Poisson's Urns
I have been discussing the second half of Poisson's researches. Let us now turn to the first, and to the celebrated law of large numbers. The connection is that 'r', the 'average' reliability of a juror. Poisson's mathematical problem was well understood for situations which could be modeled with each juror having the same reliability as every other. But this, as Ostrogradsky had observed, is preposterous. Some jurors are more reliable than others. Poisson's law of large numbers was devised in order to solve just this problem. He studied as a model the situation in which reliability varies from juror to juror, but in which there is some law (Poisson's word) or probability distribution (our phrase) for reliability among French jurors.
Abstractly, the situation was this. Jacques Bernoulli's famous theorem, published posthumously in 1713, applied to repeated drawings, with replacement, of balls from an urn with black and white balls. Let the proportion of black balls in the urn be p. We take this to be the probability of drawing a black ball. Draw a ball, note its colour, replace it and shake the contents. We can consider a sequence of many such draws, and the relative frequency with which black is drawn on such a sequence. We can ask, what is the probability that the relative frequency is within some 'error' e of p? Bernoulli could answer, and that answer became well known. But suppose one is considering a population of urns in which the proportion of black balls varies from urn to urn? We choose an urn at random, and then draw a ball at random. Once again, in repeated urn/ball draws, there will be a relative frequency with which black is drawn. Let q be the overall proportion of black balls in the urns. Can we make any statement about the probability that the relative frequency of drawing black, in urn/ball selections, is within some small 'error' of q? Yes. The precise statement is what Poisson called the law of large numbers.
— Ian Hacking, from The Taming of Chance, p. 102
Let's see if we can get close to the result alluded to by Hacking. As usual, I'll start by being overly formal. By the end, we'll see a surprising (to me, at least) result about Poisson's ball and urn(s) problem.

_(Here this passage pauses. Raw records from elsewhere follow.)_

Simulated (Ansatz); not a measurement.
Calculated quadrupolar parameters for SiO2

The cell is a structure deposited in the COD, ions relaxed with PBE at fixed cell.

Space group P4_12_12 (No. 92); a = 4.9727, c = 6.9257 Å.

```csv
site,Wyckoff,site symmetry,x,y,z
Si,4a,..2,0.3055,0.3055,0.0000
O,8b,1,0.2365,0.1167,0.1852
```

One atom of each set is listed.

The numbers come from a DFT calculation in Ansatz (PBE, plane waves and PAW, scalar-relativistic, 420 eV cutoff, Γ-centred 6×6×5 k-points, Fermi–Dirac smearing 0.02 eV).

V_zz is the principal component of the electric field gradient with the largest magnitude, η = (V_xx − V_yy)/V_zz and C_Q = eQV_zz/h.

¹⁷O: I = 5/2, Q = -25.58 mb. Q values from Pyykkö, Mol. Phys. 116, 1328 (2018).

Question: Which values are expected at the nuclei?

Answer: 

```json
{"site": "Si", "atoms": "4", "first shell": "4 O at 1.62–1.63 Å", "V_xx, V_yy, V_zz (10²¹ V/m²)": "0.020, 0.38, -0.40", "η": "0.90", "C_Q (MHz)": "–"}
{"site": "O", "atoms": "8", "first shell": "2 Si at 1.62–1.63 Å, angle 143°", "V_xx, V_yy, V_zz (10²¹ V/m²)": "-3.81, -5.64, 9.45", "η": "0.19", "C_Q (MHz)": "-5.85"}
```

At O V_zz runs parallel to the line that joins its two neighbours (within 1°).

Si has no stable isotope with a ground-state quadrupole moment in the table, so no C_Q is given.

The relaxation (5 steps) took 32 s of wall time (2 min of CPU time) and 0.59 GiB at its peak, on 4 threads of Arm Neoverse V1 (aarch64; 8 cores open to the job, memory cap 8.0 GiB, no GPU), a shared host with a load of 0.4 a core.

Suppose we have a population of urns that we select from at random. For simplicity, we'll assume that we have a continuum of urns, and that the proportion of black balls in each urn is distributed uniformly on \([0, 1]\). Once we've chosen an urn, we'll draw a single ball from it, note its color, and then place it back into the urn. Then we'll choose a different urn at random, and continue in this way until we've noted the color of \(K\) urns. Because we have a continuum of urns where the success probabilities are uniform on \([0, 1]\), the overall proportion of black balls in the urns is just the expected value of this uniform distribution, namely \(1/2\). We are then asking: if we randomly select urns, and then randomly select balls from those urns, will the frequency of black balls converge on \(1/2\)?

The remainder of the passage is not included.